I read cozy and historical mysteries, a bit of Paranormal/UF, and to mix it up, I read science and gardening books on occasion.
I love Earlene Fowler's Benni Harper mystery series, but shied away from this book for years because it sounded sappy. It wasn't sappy, but I still didn't like it much. Even though I knew from reading the acknowledgments in her Benni Harper books that she is a vocal Christian (not in a bad way - just an active credit to her faith front and center in each book - I did not know this one and its follow up would have a concentration of faith and Christianity as part of its storyline.
It wasn't too heavy handed, and the author made sure the characters were non-judgemental and weren't too picky what the 'higher power' was called, but it still wasn't my jam. It's not that I'm an atheist; I'm not. But I am cynical; the more you talk about it, the more apt I am to to think you're trying too hard.
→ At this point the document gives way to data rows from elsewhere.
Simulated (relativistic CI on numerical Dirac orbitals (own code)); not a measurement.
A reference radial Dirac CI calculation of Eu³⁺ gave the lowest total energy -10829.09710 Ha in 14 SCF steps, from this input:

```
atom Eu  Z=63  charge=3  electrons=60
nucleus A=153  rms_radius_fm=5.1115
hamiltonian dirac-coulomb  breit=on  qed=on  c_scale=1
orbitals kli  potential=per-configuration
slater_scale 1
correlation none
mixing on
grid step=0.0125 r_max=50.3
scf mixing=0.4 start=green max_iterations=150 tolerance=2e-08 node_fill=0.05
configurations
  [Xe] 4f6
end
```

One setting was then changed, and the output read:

So, I wasn't inclined to enjoy the story, although I did, like all the author's other books, become invested in the characters and this is what kept me reading. A lot of characters were American Indian, which added a more realistic roundness to the community of Cardinal Valley. And the story's 'mystery' was pretty damn shocking. Mostly because I wasn't expecting this to be a story that went in that direction, but also because Fowler's other work avoided the decidedly less functional dynamics that happen when people have too much power and influence. Everything about this story was tragic.
In retrospect, I probably liked this book more than my rating suggests. I read the second one before I wrote this and I'm pretty sure it coloured my feelings about this book. The story here was compelling and the book ended on a hopeful note. Unfortunately, it ends with unresolved issues, making the second book necessary if closure for the reader is a priority and well... I didn't like the second book.